She got her dinner, we moved our stuff out to her stall front, and I dug out my stethoscope and thermometer to give her a once over from the day’s travels. Since we got in pretty late and still had to catch dinner and check in to our hotel, we let her eat and relax in peace and figured we’d scope everything out in the morning.
Our biggest question at this point was…where was the poop? There were no muck tubs, no poop piles – and the show had been going on for a few days already, so where was it going?
Sunday would be the day for exploring, figuring out where we needed to be and when, and getting in a hack.
Because we couldn’t drive the truck down the barn shed row while the classes were in session, I got accustomed to lugging my tack back and forth from the parking lot pretty quickly. The Mare was NOT impressed with her stall situation, and let me know as such when I walked down the aisleway. Our stall-mates were already present by the time we got there, and while Trainer was parking the truck….I figured out the mystery of the poop when I caught one of our stall-mates cleaning their horse’s stall.
“THEY ARE PUTTING THE POOP IN THE TRASH CANS!” I texted trainer. When she got up to the barns, she confirmed with our neighbors that this was correct. They actually have a waste management company come around to the barns everyday and empty the plethora of trash cans. Unconventional, maybe, but it kept everything super clean.
After The Mare had breakfast and her stall was cleaned (into the trash can – by far one of the strangest things I’ve done), we started to scope everything out. We had a prime stall location – right near a spigot for easy bucket filling, right by a bathroom, across the barn row from the arenas we needed to be in, and surrounded by a fantastic group of exhibitors – several dressage riders and several hunter riders.
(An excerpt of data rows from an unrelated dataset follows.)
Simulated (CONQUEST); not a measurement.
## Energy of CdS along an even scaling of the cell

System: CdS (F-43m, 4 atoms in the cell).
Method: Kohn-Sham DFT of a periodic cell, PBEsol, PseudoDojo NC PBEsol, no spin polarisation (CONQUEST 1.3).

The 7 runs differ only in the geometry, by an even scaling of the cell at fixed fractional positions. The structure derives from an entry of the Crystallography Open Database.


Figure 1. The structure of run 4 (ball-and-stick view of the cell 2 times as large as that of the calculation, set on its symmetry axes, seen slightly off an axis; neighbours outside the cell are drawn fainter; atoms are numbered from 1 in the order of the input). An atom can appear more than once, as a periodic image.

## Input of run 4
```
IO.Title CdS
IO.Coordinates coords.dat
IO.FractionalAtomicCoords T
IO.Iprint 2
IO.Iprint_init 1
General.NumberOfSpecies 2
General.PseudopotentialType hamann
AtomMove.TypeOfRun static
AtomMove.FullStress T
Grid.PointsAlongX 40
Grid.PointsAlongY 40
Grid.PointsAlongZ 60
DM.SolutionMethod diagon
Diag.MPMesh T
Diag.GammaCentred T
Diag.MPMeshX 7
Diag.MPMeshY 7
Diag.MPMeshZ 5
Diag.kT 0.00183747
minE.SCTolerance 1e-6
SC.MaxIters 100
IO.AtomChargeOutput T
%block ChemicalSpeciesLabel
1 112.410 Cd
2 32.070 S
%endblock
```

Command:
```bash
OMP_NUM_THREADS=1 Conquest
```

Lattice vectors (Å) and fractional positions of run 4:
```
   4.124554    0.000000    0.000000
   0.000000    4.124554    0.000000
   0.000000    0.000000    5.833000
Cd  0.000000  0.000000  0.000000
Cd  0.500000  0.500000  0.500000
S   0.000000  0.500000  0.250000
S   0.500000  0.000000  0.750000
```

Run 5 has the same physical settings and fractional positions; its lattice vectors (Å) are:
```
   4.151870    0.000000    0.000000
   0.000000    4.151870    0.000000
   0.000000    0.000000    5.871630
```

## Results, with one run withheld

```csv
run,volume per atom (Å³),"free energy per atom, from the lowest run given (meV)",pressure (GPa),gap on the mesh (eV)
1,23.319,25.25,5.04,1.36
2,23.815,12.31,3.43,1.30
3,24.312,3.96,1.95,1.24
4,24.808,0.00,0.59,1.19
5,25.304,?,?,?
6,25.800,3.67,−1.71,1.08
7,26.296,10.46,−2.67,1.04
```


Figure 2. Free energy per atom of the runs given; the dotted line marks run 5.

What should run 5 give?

Further up towards the main coliseum, we ogled at the elaborate stall set-ups that the bigger barns had, browsed the shopping, and located our arenas.
We couldn’t school until showing was completed for the day, so we waited around and chatted with our dressage friends, and took The Mare on a walk around the grounds, until I could ride. I learned quickly that The Mare is very unsettled by the park horses and their high-stepping noises, as well as the carriages – but other than that, she took everything in her normal, non-plussed fashion.
One of the coolest parts of this show was seeing the absolute diversity of the breed across the disciplines. One of the dressage ladies across from us had her Morgan stallions, one of them 28 years old, and one of them 13.3 hands, both very stoutly-built and old-typey. Down the aisle was an easily 16 hand, refined, long-legged hunter that I would’ve snatched in a heartbeat. The western Morgans, compact but still so active in their strides; the beautifully matched four-in-hand carriage teams; the little driving ponies; the big saddleseat Morgans; the roadsters barreling down the rail in their road trot…a little bit of everything.
And here was my little mare, here to show what she could do against some of the nicest-looking Morgans I’d ever seen.
I was expecting her to be pretty fiery given her long trip out and a new location. She was a little forward, but so responsive and she felt amazing. We had a local eventer
who offers PEMF treatments come up the Wednesday before we left to work on The Mare, and I could definitely feel the difference through her back and hind end engagement. I could not have been happier with how she schooled. It had warmed up just enough that I was able to get her a bath, and found a spot of grass to let her graze and decompress while she dried.
We put her away for the evening and I was devising a plan for the first class the following day. The hunter/jumper ring wasn’t going to start until 7 PM, so we’d have most of the day for last minute things like tack cleaning. I figured I’d spend Monday hand-grazing and walking, scrubbing tack, polishing boots, and studying – since the day after we were returning from OKC I would have 2 final exams.
The first ride in Oklahoma was in the books and it was a bit out-of-body, but it really just felt right. I was nervous, but not quite as petrified as I thought I was going to be. I was looking forward to our first class of the show, and knew The Mare was going to be ready for whatever was put in front of her.